Information security risk assessments are important and can benefit businesses that deal with sensitive data or operate under compliance standards. The many benefits include identifying security risks, improvements to productivity, communication and prioritizing your information security investments. Completing a thorough assessment can be a lengthy processes and tool such as GRC solutions can be used to optimize them from start to finish.

Enhancing Your Risk Assessment: Best Practices

To get the most out of your risk assessment methodology, consider weaving in a few best practices that can elevate your program from routine to robust:

  • Dig for the Root Cause: Look beyond surface-level problems and identify why an event could occur. Understanding the root cause offers deeper insight into vulnerabilities and helps direct meaningful mitigation efforts.

  • Standardize Your Approach: Use clear templates and defined criteria for evaluating risks. For example, if using a scale (such as 1-10), ensure everyone understands what each value represents. This prevents confusion where one person’s “high” might be another’s “medium.” Be sure to express risk in both quantitative and qualitative terms for consistency.

  • Link Risks Directly to Controls: As you identify risks, make it a practice to map them directly to the controls in place. This documentation not only strengthens your governance but also provides valuable evidence for auditors and stakeholders, showcasing the steps you’ve taken to mitigate specific risks.

  • Tie Assessments to Strategic Goals: Risk isn’t just about IT or compliance, it connects findings to broader business objectives. By aligning risk assessments with your company’s strategic priorities, you ensure resources are allocated where they matter most.

  • Make Risk Everyone’s Business: Embedding risk assessment into everyday activities rather than treating it as an annual checkbox builds a stronger security culture. Encourage teams to share successes and lessons learned, keeping risk management visible and relevant across the organization.

By combining these structured steps with best practices, your risk assessment will not only meet compliance requirements but also drive better decision-making, communication, and productivity across your business.

Assessing & Planning With GRC Tools

While organizations can track risks manually using spreadsheets, this approach quickly becomes inefficient and error-prone as risk environments grow more complex. Today, dedicated risk management and GRC software make it easier than ever to centralize, automate, and strengthen the risk assessment process.

GRC software enhances collaboration and ensures risk assessments are not just completed, but continuously updated to reflect changing conditions. Instead of siloed or one-off efforts, these platforms create a single source of truth for managing controls, monitoring threats, and reporting results.

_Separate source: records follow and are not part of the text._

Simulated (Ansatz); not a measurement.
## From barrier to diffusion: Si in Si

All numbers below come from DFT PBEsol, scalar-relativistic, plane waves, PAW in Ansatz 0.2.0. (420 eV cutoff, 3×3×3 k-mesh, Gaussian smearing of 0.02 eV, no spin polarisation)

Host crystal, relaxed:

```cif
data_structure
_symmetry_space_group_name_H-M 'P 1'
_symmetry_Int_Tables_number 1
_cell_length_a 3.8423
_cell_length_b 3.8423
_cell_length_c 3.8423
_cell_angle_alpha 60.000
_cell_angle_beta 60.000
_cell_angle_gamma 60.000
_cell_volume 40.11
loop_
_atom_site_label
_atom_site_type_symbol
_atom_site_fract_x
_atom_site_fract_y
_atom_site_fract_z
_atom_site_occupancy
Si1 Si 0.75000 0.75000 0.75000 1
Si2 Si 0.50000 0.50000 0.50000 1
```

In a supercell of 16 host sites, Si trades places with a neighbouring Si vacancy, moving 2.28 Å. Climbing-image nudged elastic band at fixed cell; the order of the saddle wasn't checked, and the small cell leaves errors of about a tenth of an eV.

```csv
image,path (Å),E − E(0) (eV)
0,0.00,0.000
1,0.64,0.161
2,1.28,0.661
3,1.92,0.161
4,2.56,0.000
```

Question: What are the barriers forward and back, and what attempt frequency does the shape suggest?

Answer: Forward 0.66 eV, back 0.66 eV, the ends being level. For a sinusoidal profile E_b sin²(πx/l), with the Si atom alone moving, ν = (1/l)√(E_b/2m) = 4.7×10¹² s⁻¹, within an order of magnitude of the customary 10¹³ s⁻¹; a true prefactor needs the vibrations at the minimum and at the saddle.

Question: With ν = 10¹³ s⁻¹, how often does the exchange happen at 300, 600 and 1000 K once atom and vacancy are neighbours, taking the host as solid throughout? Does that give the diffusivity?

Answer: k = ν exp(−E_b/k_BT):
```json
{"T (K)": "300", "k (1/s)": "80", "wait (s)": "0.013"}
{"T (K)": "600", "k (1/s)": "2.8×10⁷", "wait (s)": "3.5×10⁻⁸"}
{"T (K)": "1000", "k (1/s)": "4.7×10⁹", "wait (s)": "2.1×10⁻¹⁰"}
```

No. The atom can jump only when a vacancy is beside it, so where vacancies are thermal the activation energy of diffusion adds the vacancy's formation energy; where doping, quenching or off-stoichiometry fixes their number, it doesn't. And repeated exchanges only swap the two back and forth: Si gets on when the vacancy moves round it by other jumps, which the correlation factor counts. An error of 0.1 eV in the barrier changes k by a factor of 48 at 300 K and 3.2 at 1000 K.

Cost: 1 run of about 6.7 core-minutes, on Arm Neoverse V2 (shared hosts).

Key advantages of using GRC tools for risk assessments include:

  • Efficiency & Time Savings – Pre-built frameworks and libraries allow businesses to quickly apply existing controls and assets directly into assessments.

  • Visibility & Centralization – Risks, controls, and vulnerabilities are managed from one platform, reducing gaps and inconsistencies.

  • Proactive Monitoring – Integrated monitoring capabilities flag emerging threats in real time, enabling faster responses before they escalate.

  • Customizable Risk Models – Organizations can apply built-in best-practice methodologies or customize scoring to fit their unique needs.

  • Audit-Ready Reporting – Automated reporting ensures stakeholders, regulators, and auditors receive consistent, reliable data.

By leveraging GRC tools, companies gain the ability to not only identify risks but also align them with security controls, compliance requirements, and strategic objectives. This transforms risk assessments from a reactive checklist exercise into a dynamic, value-driven process that strengthens resilience.

Conclusion: GRC as a Strategic Enabler

Businesses cannot afford to approach risk assessments as a one-time exercise or compliance checkbox. Whether it’s cyber threats, operational failures, or regulatory scrutiny, risks are evolving too quickly for outdated, manual approaches.

By adopting a structured, technology-enabled approach through GRC, organizations can:

  • Standardize processes and remove ambiguity in how risks are measured and managed.

  • Enhance collaboration across teams and departments by working from a unified framework.

  • Improve decision-making with clear, real-time data on vulnerabilities and control effectiveness.

  • Strengthen resilience by aligning risks with strategic objectives and ensuring that critical assets are prioritized.

Ultimately, GRC is not just about minimizing threats, it builds a foundation for trust, transparency, and long-term business success. Companies that embed GRC into their culture and strategy are better equipped to anticipate challenges, seize opportunities, and thrive in a dynamic environment.